French wine tycoon Bernard Magrez has acquired Sauternes first-growth Clos Haut-Peyraguey for an undisclosed sum, in response, he says, to demand from wine lovers in Asia. “We were already the owners of a château in Sauternes, but our high-end Asian clients wanted a Sauternes grand cru classé or a premier grand cru classé,” the 76-year-old entrepreneur told Wine Spectator.
Clos Haut-Peyraguey consistently earns outstanding scores on Wine Spectator's 100-point scale, with the 2011 barrel sample receiving 93 to 96 points from senior editor and Bordeaux taster James Molesworth. The estate produces 28,000 bottles from 39.5 acres of sandy-gravel soil atop clay subsoil on the highest point of the Bommes plateau above the Ciron river. It’s surrounded by top-performing châteaus, with 9.8 acres close to Château d’Yquem. The estate has been in the Pauly family since 1914. The current owner-manager, Martine Langlais-Pauly, said that that the sale was not yet official, but expected it to finalize by the end of the year.
Magrez made his fortune by founding the William Pitters spirits company as well as entry-level red Bordeaux brand Malesan. He sold both companies several years ago, and began collecting vineyards. Last spring, Magrez attempted to buy a different Sauternes estate, second-growth Château Romer, but was blocked by SAFER, the French government agency that oversees rural land deals.

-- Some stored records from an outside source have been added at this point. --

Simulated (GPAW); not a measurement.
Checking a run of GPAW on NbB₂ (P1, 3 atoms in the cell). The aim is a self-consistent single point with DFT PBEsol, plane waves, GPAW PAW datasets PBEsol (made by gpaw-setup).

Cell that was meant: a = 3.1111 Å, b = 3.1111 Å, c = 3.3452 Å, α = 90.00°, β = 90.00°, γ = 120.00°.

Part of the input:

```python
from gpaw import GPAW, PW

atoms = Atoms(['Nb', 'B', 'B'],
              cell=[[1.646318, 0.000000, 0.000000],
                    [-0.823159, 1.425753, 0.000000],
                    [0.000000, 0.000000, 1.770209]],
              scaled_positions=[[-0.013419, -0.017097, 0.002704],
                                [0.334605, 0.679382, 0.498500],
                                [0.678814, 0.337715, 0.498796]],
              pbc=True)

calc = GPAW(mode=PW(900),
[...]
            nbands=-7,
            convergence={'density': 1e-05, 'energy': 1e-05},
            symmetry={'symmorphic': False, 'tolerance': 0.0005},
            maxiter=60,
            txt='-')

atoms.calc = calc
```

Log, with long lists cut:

At the same time the Romer deal fell through, Magrez had better luck buying 35.5-acre Château de Malleprat in Pessac-Leognan and 27-acre Château Moulin d’Ulysse in Listrac. “Château de Malleprat–the terroir is exceptional, and we’re going to do what it takes to make sure the wine is too,” said Magrez. “The same goes for Moulin d’Ulysse.”
Magrez now owns 40 estates around the world, all producing premium, limited-quantity wines. “I am the only Bordelais to own–as the sole owner–a classified growth in each of the four prestigious appellations,” he said. In addition to Clos Haut-Peyraguey, Magrez’s Bordeaux classified portfolio includes Château Fombrauge in St.-Emilion, recently ranked a grand cru classé, as well as Château Pape Clément in Graves and Château La Tour Carnet, a fourth-growth in the Médoc.